View Single Post
Old 07-04-2016, 08:01 AM
  # 1 (permalink)  
lizatola
Member
 
lizatola's Avatar
 
Join Date: Aug 2010
Posts: 2,349
Need career advice

So, I'm basically working in another somewhat dead end administrative job except that it carries the title of 'client service specialist'. I am struggling financially and know I need to make more money with my son entering college aged years soon, and with his dad slowly spiraling down into his alcoholism and depression.

I am upside down in many ways and my bf is encouraging me to interview with his company so that they will sponsor me to get my series 7 (as a stockbroker) and so that they can put me in a branch to be a financial advisor. There are so many things that he has done to get where he is as an advisor and he has years of business experience in corporate America that I don't have. I spent 16 years at home schooling my son and raising him.

I know I need to find a better paying job. I'm currently in financial services but basically I do all the grunt work for a small group of advisors that make $500K a year while I sit and make nothing practically. It kills me. I had my licenses (series 7 and 63) back when I was in college. I am a smart person but I'm 46 and I feel like it's too late to start a career like this. I kinda have this thought that it's for the young folks out there, lol.

My bf believes in me. He keeps encouraging me to update my resume, to get my license again, to interview and he said he'd help me with the business management side of things. He told me that he'd never encourage someone to take a job that he didn't think they were capable of doing. He said I'm smarter than 80% of the advisors he sees starting out. I want to believe in myself as much as he believes in me, you know?

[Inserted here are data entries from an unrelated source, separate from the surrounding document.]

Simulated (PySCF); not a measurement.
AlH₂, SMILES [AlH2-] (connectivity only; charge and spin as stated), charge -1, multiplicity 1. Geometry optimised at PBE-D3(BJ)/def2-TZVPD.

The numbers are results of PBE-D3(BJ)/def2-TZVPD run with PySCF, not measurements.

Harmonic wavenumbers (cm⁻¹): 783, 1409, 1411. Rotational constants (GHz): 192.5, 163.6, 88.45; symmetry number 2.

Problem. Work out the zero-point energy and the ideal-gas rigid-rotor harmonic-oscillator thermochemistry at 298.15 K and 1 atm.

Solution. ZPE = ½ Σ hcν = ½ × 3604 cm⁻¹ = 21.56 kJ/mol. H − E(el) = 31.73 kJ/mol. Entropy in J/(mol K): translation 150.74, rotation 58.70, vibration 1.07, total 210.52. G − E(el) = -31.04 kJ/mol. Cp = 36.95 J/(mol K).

I just never saw myself in that role. Even when I had my license I only used it to trade for Schwab and that was a discount brokerage firm. I would have to start learning and start completely over. I may fail. I am so afraid of failing and taking a chance on myself that I see it's stagnating me. I'm trying to figure out if there are any other career paths I could take where I could make more money but without the pressure of building a stand alone business for myself.

Any suggestions? I've already cut my bills down and my bf has helped me by adding me to his auto insurance. i've paid off one credit card but I know that there's still more to come as I get older. I have a decent amount set away for retirement and I really don't want to touch it until I actually need it. Sigh.....this being on my own stuff sometimes sucks, lol!